Thursday, July 19, 2012

Spike Lee on Self-Financing 'Red Hook Summer'


Graphic: Business Week

Business Week
June 28, 2012

I met the great writer James McBride for breakfast one morning at a coffee shop in New York. We were bemoaning the fact that there’s a low point right now in African-American cinema. We decided to do a movie about a young suburban black kid from Atlanta who’s sent to the Red Hook projects in Brooklyn to spend a summer with a grandfather he’s never met.

From the get-go, I knew it would be self-financed. I never went to the studios. Hollywood is really superhero land now. It’s harder to make adult films today without people flying, unless you’re a select few: Spielberg, James Cameron, Clint Eastwood, George Lucas. I couldn’t get them to fund a sequel to Inside Man, my most successful film ever. If that wasn’t a signal, then I don’t know what is. I refused to go through the frustration of knocking on steel doors, hat in hand like Oliver Twist, saying “Please sir, can you make this film?”

With Red Hook Summer, we had 18 days of shooting. A third of my crew were my students at New York University—who got paid. I know actors. One of the things I have in my hip pocket is I can attract grade-A talent. I’m always good at keeping on budget. What’s changed isn’t so much the cost of making a film as marketing it.

If I had thought this all the way through, I would have known that not only was Hollywood not going to finance this film, but it also wasn’t going to distribute this motherf- -ker, either. After it showed at Sundance, I realized it would have to be self-distributed. Going into our screening at Sundance, I knew it wouldn’t be a finished product. We’ve [since] tightened the story. Film is an evolving thing. I’m working with Variance Films; we’re still going to be in all the top markets in August, [but] let’s just say you’re not going to see any commercials on TV during the Olympics.
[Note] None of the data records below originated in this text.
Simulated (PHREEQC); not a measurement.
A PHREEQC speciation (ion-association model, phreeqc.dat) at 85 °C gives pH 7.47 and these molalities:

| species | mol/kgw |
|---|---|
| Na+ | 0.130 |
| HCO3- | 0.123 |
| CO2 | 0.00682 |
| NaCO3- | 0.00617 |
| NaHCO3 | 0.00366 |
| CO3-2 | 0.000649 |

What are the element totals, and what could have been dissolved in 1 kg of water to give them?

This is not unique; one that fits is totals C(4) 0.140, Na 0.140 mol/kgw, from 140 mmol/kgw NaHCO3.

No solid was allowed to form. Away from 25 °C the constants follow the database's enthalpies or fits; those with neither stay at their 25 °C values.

I don’t think Hollywood understands diversity. The sports world is 50 years ahead. There’s a large audience of people of color who aren’t being thought of. But anytime someone who’s African-American becomes huge, people say they’re not black anymore: “Michael Jackson’s not black, he’s universal. Will Smith, he’s not black.” We’ve been having these debates for years. — As told to Diane Brady

Cool Black's Mad Commentary: What's up with that Business Week (above) graphic tho?